DETROIT—Volt or Bolt, the choice will soon be yours. General Motors is plugging in with a vengeance, going after Tesla’s upcoming Model 3 with an all-new 200-mile, $30,000 electric car, and trying to hold on to its existing market with a much improved Volt for 2016.
“The Volt we’re phasing out is America’s best-selling plug-in car,” said Andrew Farah, the new Chevrolet Volt’s chief engineer. “We’ve had a great ride with the current vehicle—650 million pure EV miles driven. Owners are driving them electric 80 percent of the time.”
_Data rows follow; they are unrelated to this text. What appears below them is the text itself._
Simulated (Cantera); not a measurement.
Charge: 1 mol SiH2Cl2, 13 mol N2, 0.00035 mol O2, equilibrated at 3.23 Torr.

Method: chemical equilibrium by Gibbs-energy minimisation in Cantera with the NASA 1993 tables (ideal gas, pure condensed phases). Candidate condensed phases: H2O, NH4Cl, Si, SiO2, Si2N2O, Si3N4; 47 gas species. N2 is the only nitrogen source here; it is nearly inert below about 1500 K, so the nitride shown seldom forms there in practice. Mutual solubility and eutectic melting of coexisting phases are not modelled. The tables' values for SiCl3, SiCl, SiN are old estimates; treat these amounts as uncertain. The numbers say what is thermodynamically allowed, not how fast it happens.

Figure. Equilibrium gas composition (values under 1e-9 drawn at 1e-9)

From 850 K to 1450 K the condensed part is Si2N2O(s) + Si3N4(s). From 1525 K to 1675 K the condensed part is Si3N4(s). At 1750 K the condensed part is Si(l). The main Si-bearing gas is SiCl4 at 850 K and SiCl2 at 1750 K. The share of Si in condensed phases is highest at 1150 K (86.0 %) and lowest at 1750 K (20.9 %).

But the 2016 model Chevrolet is phasing in is better, with 50 electric miles, instead of 38, and full seating for five (instead of four). Range jumps to 420 miles from 300. The old Volt in electric mode achieved 98 MPGe; the new one is 102. Zero to 60 is now 8.4 seconds, and zero to 30 is 2.6 (a 19 percent improvement). The gas engine was 37 mpg; now it’s 41.
The 2016 Volt offers an all-new 1.5-liter, four-cylinder engine with direct injection and 101 horsepower at 5,600 rpm. A big plus, it operates on regular gas.
James Bell, GM’s director of consumer affairs, says that the company listened to its loyal base of Volt owners on such matters as range, seating and dashboard design. “People would love to have 500 miles of EV range, but we think they’ll love what they can do with 50,” he said. “We’ve really raised the bar. Volt owners will be going to gas stations only every 1,000 miles.”
The Volt battery pack is 20 pounds lighter, has a 20 percent increase in cell storage capacity, and is now 18.4 kilowatt hours (from 16). It fits in essentially the same t-shaped space in the 2016 model.
The 2016 Volt is also objectively better looking than the original car, sleeker and more aerodynamic, but with a clearly visible Volt family resemblance. The interior, which suffered from annoying "modern" controls with little haptic feedback, is now much more conventional--a good move.
We know less about the compact Bolt, which was revealed to the world by the Wall Street Journal January 9. But I reported back in October that GM was talking about a 200-mile, $30,000 Tesla challenger, and now it could hit the market in 2017 (also the target date for the Model 3). In Detroit, the Bolt concept was rolled out right after the new Volt. U.S. Senator Debbie Stabenow (D-Mich.) got to sit in the driver's seat, and proclaimed, "It's a nice design. I like it. Give me two." GM keeps insisting that the Bolt "is a concept car," but at the same time they also say there's a real production commitment. Getting this car into production in 2017 would be quite a feat, though.
The Bolt, which could be sold internationally, has some family resemblance to the Chevy Spark; it's a relatively restrained design that could indeed see production with little modification,. And it's a big gamble for GM CEO Mary Barra, who is much in evidence here at the Detroit Auto Show (and called the Bolt "an EV for everyone"). She showed the flag at Buick’s press reveal on Sunday night, when the big-in-China division rolled out not only a new production convertible (the Cascada) but a very good-looking concept car, the Avenir, that GM President Dan Ammann called “a pretty good indication of where we see Buick as a brand going.”
Could there be a Buick-branded Bolt (or Volt) clone? A Cadillac Bolt? So far Buick hasn’t seen much green tech, though the mild hybrid eAssist version of the LaCrosse is selling well, Buick spokesman Robert Peterson said.
The Volt has been selling steadily, but at fairly low volumes. A $30k all-electric car with four times the range could really take off. We hear that Tesla may have trouble bringing in the Model 3 at such a low price, so the Bolt could be the value leader. Competition like this is only healthy for the future of EVs.